I’ve been using my new address full-time for the last five years and now get only two or three non-spam emails a month to my old Gmail account.

Soon after switching emails, I began to question my other dependencies on Google. Along with Facebook, I started worrying about all the data they were collecting on me. I was also concerned about how I was playing a part in their monopoly over the web as a whole.

So I switched to using Duck.com as my full-time search engine. And I gave up Chrome in favor of Firefox. I even tried using Apple Maps as much as possible. In short, even if the alternative service wasn’t on par with their bigger competitor, I felt it was worthwhile to give them my support to encourage a more balanced ecosystem.

The switch mostly went well. I felt like the search results I got with Duck.com were good enough. I only had to fall back to Google for the occasional technical query. Firefox also made great strides with its support for macOS during that time with their Quantum project. And Apple Maps, despite all the awful reviews online, worked just fine navigating around Nashville for me.

But over the last year I’ve started, slowly, coming back to Google’s services.

It all started with Google Photos. I (mostly with the help of my own backup strategies) trust iCloud with my family’s photo archives. But Apple just makes it too inconvenient to use with a partner. Because of the way iCloud is siloed per user, my library is completely walled off from my wife’s. That means I can’t see photos of my kids that she takes. And she can’t see mine. Google Photos supports connecting your library with another person’s. (While that’s a super useful feature, we don’t do that. For our workflow, it’s easier just to sign into my Google account in Google Photos on my wife’s phone so everything funnels into one primary account.)

And while Apple’s Photos.app AI-powered search is mostly-good, it’s limited by their privacy stance and what they can process on-device. And the result is that it can’t even begin to compete with the ways I’m able to slice, dice, sort, and organize my photos with Google.

Is Google using the faces and location data in my photos to train their robot overlords? Most definitely. Do I care? Yes. But is it enough to outweigh the benefits I get from their otherwise amazing offering that I pay $10/month for? For me, no.

Added to that is the degradation in quality I’ve seen in Duck.com’s search results since last year. I’m not sure what changed under-the-hood, but I found myself having to search a second time in Google way more frequently to the point where I just gave up and made Google my default choice in January.
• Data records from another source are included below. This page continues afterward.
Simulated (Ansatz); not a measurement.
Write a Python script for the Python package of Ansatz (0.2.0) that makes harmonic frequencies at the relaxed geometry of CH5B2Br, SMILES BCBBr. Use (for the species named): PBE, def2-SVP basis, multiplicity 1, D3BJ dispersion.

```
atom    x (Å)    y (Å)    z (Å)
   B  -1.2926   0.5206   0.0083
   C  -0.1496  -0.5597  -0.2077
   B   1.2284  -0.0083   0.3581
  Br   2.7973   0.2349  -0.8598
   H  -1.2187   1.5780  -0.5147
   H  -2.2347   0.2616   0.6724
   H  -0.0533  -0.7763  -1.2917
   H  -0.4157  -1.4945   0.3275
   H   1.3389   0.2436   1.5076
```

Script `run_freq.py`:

I’ve been a paying customer of Dropbox since 2008 (or 2009?). But because of the $10/month I was paying Google for extra photo storage space (2TB) (which I get to share with my wife’s Google account), and the $10/month I pay for extra iCloud storage (which I also get to share with my wife), it just didn’t make sense to keep paying for Dropbox as well when I could use Drive instead. And you know what? After using Drive for the last six months I’ve found that it’s really quite nice. Especially with the added benefits of everything integrating with Docs and Spreadsheets and their very capable (but decidedly non-iOS and ugly!) mobile apps.

Further, although not really that important, I’ve also migrated my calendars from FastMail back to Google Calendar simply because every other service in the world that wants to integrate with my calendar data (and that I want to give permission to) supports Google’s protocol but not standard CalDAV. It’s a shame, but I’ve decided to make my life easier and just go with it than wall myself off by taking a principled stand for open data.

What does this all mean?

I still use Firefox. I stick with Apple Maps when possible. But I’ve slowly moved back to Google’s services in cases where they’re so far ahead of the competition I just can’t help it, which has created a bit of a halo-effect with their complimentary services.

And in a most-decidedly un-Googly turn of events, customers of their Google One extra-storage plans can now talk to a Real Live Human if something goes wrong. That gives me much more confidence in my precious data’s longevity with them, which is what drove me away from Gmail in the first place.

Dammit, Google. I don’t trust you. But I can’t quit you, either.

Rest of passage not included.